The Ambidextrous Org: A newspaper reinvents itself

13 Aug, 2021 - 00:08 0 Views
The Ambidextrous Org: A newspaper reinvents itself

eBusiness Weekly

In the late 1990s, USA Today was a thriving business, but it faced an uncertain future. The national newspaper, a division of the Gannett Corporation, had come a long way since its founding in 1982, when its colourful brand of journalism was widely ridiculed by critics.

After losing more than half a billion dollars during its first decade, the paper turned its first profit in 1992 and continued to expand rapidly, becoming the most widely read daily newspaper in the United States. With well-heeled business travellers making up the bulk of its subscriber base, it also became an attractive platform for national advertisers, bringing in a steady flow of revenue.

But as the 1990s progressed, storm clouds appeared on the horizon. Newspaper readership was falling steadily, particularly among young people. Competition was heating up, as customers increasingly looked to television and Internet media outlets for news.

And newsprint costs were rising rapidly. Tom Curley, USA Today’s president and publisher, recognised that the company would have to expand beyond its traditional print business to maintain strong growth and profits; such expansion, he realised, would require dramatic innovations.

The company would need to find ways to apply its existing news-gathering and editing capabilities to entirely new media.

Acting on his beliefs, Curley in 1995 chose Lorraine Cichowski, USA Today’s general manager of media projects and former editor of the paper’s Money section, to launch an online news service called USAToday.com.

He gave her free rein to operate independently from the print business, and she set up a kind of skunk-works operation, bringing in people from outside USA Today and housing them on a different floor from the newspaper.

She built a fundamentally different kind of organisation, with roles and incentives suited to the instantaneous delivery of news and to an entrepreneurial, highly collaborative culture. With Internet use exploding, the venture seemed primed for success.

But results were disappointing. Although USAToday.com was making a small profit by the end of the decade, its growth was sluggish and had little impact on the broader business’s results.
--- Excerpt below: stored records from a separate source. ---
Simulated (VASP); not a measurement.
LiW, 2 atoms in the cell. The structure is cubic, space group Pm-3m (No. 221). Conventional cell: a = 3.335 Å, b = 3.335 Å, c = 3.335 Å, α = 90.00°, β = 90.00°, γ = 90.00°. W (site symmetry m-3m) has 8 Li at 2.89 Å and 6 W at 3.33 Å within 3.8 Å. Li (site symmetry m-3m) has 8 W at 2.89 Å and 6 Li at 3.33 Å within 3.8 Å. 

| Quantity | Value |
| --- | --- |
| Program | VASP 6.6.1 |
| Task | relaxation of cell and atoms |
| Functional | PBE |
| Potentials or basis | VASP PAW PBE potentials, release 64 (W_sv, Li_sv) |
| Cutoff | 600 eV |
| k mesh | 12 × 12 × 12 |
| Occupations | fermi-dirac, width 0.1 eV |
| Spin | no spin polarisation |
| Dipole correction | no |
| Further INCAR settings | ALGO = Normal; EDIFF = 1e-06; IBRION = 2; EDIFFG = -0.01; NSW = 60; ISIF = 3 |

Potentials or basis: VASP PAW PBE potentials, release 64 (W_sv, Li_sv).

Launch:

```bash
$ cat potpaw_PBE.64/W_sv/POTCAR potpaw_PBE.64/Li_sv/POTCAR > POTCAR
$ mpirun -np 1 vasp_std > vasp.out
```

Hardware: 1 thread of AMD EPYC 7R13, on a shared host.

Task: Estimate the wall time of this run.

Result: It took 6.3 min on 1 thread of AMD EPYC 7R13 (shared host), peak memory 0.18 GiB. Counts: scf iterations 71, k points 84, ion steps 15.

The problem, Curley saw, was that the new unit was so isolated from the print operation that it was failing to capitalise on the newspaper’s vast resources. Although Cichowski was a member of Curley’s executive team, she had little support from other members.

Viewing her unit as a competitor with the print business, they had little incentive to help her succeed and made few efforts to share their considerable resources with her.

Soon, USAToday.com found itself starved of cash, as the newspaper continued to consume most of the available capital, and the online unit began losing talented staff.

Cichowski pushed to have her business spun out entirely from the newspaper, as other companies were doing with their Internet ventures, but Curley had a very different view. He had come to believe that the new unit required not greater separation but greater integration.

In 1999, he decided that USA Today should adopt a “network strategy,” in which it would share news content across three platforms: the newspaper, USAToday.com, and Gannett’s 21 local television stations. Curley described his vision: “We’re no longer in the newspaper business — we’re in the news information space, and we’d better learn to deliver content regardless of form.”

To execute that strategy, Curley knew he had to create an ambidextrous organisation that could sustain the print business yet also pursue innovations in broadcasting and online news.

So in 2000, he replaced the leader of USAToday.com with another internal executive who was a strong supporter of the network strategy, and he brought in an outsider to create a television operation, USAToday Direct.

Both the online and television organisations remained separate from the newspaper, maintaining distinctive processes, structures, and cultures, but Curley demanded that the senior leadership of all three businesses be tightly integrated.

Together with Karen Jurgenson, the editor of USAToday, the heads of the online and television units instituted daily editorial meetings to review stories and assignments, share ideas, and identify other potential synergies.

The unit heads quickly saw, for example, that gaining the cooperation of USAToday’s reporters would be crucial to the success of the strategy (print journalists are notorious for hoarding stories), and they jointly decided to train the print reporters in television and Web broadcasting and outfit them with video cameras so they could file stories simultaneously in the different media.

The moves quickly paid off, as the reporters realized that their stories would reach a much broader audience—and that they would have the opportunity to appear on TV.

A new position of “network editor” was also created in the newsroom to help reporters shape their stories for broadcast media.

At the same time, Curley made larger changes to the organisation and its management.

He let go of a number of senior executives who did not share his commitment to the network strategy, ensuring that his team would present a united front and deliver consistent messages to the staff.

He also changed the incentive programme for executives, replacing unit-specific goals with a common bonus programme tied to growth targets across all three media.

Human resource policies were changed to promote transfers between the different media units, and promotion and compensation decisions began to take into account people’s willingness to share stories and other content.

As part of that effort, a “Friends of the Network” recognition programme was established to explicitly reward cross-unit accomplishments.

Yet even as sharing and synergy were being promoted, the organisational integrity of the three units was carefully maintained.

The units remained physically separate, and they each pursued very different staffing models.

The staff members of USAToday.com were, on average, significantly younger than the newspaper’s reporters and remained far more collaborative and faster paced.

Reporters continued to be fiercely independent and to focus on more in-depth coverage of stories than the television staff.

Even as sharing and synergy were being promoted, the organisational integrity of the three units was carefully maintained.

Because of its ambidextrous organisation, USAToday has continued to compete aggressively in the mature business of daily print news while also developing a strong Internet franchise and providing Gannett television stations with coverage of breaking news.

During the Internet collapse, when other papers’ profits plunged, USAToday made $60 million, fuelled in large part by the company’s ability to continue to attract national advertisers and by revenues from its profitable USAToday.com operation. — Harvard Business Review.